In some circles, it's considered rude to talk about money, religion or politics at the dinner table. With his new book, Douglas A. Hicks provides a framework for people to break that rule and engage in meaningful conversations about all three taboo topics.

If not at the dinner table, those conversations should be taking place in legislative committees, church fellowship halls and other community gathering places, he suggests.

In Money Enough: Everyday Practices for Living Faithfully in the Global Economy, the scholar of religion and economics addresses nuances of one of society's most taboo topics: Money. Citing voices ranging from Aristotle to Bono and Adam Smith to George W. Bush, he writes about greed, sharing, spending, consumerism, fairness, and justice. He writes about money as it relates to religion and values, and politics and public policymaking and explores ideas such as:

  • Changing the question from "Do I have enough?" to "Do we have enough?"
  • Society's responsibility as stewards of a mutual future.
  • Staying sane amid a world of consumer messages that we need more stuff to be happy.
  • Finding meaningful work as well as time for leisure and loved ones. 
  • How debt can negatively affect individuals and governments.

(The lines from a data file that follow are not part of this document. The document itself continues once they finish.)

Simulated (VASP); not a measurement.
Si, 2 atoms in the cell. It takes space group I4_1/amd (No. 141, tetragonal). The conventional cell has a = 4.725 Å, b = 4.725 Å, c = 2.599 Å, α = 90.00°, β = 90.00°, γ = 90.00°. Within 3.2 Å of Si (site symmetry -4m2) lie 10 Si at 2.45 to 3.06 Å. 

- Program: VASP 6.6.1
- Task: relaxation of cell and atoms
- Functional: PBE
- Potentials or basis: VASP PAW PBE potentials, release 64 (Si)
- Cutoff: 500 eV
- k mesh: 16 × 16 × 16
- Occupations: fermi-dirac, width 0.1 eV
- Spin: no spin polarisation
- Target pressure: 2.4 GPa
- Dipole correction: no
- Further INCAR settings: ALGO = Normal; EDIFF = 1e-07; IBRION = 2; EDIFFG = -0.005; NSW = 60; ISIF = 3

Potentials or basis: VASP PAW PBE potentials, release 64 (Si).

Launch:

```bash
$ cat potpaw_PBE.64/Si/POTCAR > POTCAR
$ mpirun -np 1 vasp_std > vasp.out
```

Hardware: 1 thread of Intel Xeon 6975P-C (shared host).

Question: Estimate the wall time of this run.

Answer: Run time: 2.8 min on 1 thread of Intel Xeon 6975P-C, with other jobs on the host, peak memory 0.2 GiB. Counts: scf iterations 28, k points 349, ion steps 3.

Money Enough is part of the Practices of Faith Series from Jossey-Bass, a Wiley imprint, and is expected to become popular with church forums and discussion groups. The themes in the book offer insight for all readers, regardless of faith or religious affiliation.

About the Author:
Douglas Hicks studied religion, ethics and economics at Harvard under noted theologian Ronald Thiemann and Nobel Prize-winning economist Amartya Sen. Hicks’ work on religion in the workplace has received national media coverage, in outlets including The Chicago Tribune, The New York Times, Diversity Inc., CBS Evening News, NBC Today, and CNN International. He is the author of the widely praised With God on All Sides: Leadership in a Devout and Diverse America. Hicks teaches at the Jepson School of Leadership Studies at  the University of Richmond and is a Presbyterian minister.